IMSLS_INPUT_COV, int n_observations
float
*cov (Input)
An (n_candidate + 1) by
(n_candidate +
1) array containing a variance-covariance or sum of squares and crossproducts
matrix, in which the last column must correspond to the dependent variable.
Argument n_observations is an
integer specifying the number of observations associated with cov. Argument cov can be computed
using imsls_f_covariances.
Arguments x,
y, weights, and frequencies are not
accessed when this option is specified.
By default, imsls_regression_stepwise computes cov from the input data matrices x and y.
Function imsls_f_regression_stepwise builds a multiple linear regression model using forward selection, backward selection, or forward stepwise (with a backward glance) selection. Function imsls_f_regression_stepwise is designed so the user can monitor, and perhaps change, the variables added (deleted) to (from) the model after each step. In this case, multiple calls to imsls_f_regression_stepwise (using optional arguments IMSLS_FIRST_STEP, IMSLS_INTERMEDIATE_STEP, ..., IMSLS_LAST_STEP) are made. Alternatively, imsls_f_regression_stepwise can be invoked once (default, or specify optional argument IMSLS_ALL_STEPS) in order to perform the stepping until a final model is selected.

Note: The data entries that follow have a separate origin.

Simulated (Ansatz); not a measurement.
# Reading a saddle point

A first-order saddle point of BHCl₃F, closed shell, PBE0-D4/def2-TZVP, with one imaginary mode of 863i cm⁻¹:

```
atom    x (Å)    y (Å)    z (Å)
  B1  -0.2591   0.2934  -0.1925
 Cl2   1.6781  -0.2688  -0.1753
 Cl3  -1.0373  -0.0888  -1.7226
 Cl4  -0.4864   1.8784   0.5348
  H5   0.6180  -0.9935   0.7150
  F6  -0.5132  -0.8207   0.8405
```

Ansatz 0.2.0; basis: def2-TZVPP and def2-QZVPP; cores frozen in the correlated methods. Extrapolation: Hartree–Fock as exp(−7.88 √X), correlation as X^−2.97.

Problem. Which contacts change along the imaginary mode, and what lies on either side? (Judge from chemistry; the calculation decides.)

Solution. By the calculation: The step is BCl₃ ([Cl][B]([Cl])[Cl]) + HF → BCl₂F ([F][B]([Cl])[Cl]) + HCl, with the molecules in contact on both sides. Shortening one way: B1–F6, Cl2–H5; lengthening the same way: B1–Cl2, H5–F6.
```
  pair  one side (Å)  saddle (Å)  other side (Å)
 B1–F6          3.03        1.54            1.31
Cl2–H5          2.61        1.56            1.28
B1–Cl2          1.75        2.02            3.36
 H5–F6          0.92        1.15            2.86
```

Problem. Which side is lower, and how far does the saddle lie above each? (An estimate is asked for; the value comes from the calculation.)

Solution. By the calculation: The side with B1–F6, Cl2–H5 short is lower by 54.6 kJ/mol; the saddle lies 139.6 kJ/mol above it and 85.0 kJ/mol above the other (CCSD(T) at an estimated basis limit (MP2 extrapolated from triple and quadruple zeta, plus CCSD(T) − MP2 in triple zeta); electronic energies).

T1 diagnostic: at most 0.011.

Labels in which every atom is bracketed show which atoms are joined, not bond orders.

Levels of priority can be assigned to the candidate independent variables (use optional argument IMSLS_LEVEL). All variables with a priority level of 1 must enter the model before variables with a priority level of 2. Similarly, variables with a level of 2 must enter before variables with a level of 3, etc. Variables also can be forced into the model (see optional argument IMSLS_FORCE). Note that specifying optional argument IMSLS_FORCE without also specifying optional argument IMSLS_LEVEL will result in all variables being forced into the model.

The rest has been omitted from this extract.